A lack of women in bank boardrooms could be to blame for the scandals and excesses that emerged during the financial crisis, claims the head of Germany's largest bank, which currently has an all-male board.
Anshu Jain, co-chief executive of Deutsche Bank, used a business school lecture to admit: “If I think about some of the issues that my industry is dealing with, frankly, if we had higher gender diversity perhaps some the objectionable stuff that we’ve seen may not have happened."
“Show me any monolithic organization where everyone thinks, acts, looks the same – and you’ve got a very risky organization."
Jain's remarks about gender diversity may seem ironic as his own Bank's seven-person board is entirely made up of men.
Deutsche Bank's all-male board
“We’re not as diverse as we’d like to be,” Jain admitted on Wednesday, pointing to a gap between “the realization [that] this is critical and then actually being able to get the right ratio.”
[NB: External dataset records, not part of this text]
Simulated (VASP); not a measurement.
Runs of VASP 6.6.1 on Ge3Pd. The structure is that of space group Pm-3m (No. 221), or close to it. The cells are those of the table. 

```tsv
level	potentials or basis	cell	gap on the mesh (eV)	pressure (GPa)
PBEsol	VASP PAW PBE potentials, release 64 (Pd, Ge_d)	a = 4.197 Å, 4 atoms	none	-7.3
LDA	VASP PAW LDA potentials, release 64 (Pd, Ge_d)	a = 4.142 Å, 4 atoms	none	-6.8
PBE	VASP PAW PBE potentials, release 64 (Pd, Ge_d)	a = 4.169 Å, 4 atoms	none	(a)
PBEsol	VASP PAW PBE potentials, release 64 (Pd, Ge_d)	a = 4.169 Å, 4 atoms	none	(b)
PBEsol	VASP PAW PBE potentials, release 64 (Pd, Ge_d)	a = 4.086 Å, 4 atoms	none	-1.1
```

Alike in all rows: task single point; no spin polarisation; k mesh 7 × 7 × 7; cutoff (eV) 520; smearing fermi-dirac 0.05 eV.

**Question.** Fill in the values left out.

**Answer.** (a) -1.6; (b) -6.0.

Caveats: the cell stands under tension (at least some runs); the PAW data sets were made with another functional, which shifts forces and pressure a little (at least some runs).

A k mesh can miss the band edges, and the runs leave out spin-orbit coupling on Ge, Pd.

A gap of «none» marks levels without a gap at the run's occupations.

According to Deutsche Bank's website, 42% of its staff are women, which equates to 18.7% of managers at senior level. The bank has also appointed its first woman, Sylvie Matherat, to its group executive committee.
Jain did not however elaborate on what he meant by "objectionable stuff", but Deutsche Bank has been implicated in alleged attempts to rig the London interbank offered rate (Libor) and allegations that its traders tried to fix the prices of certain currencies.
The bank has already admitted that a number of its employees have had inappropriate communications, but denied any wrongdoing.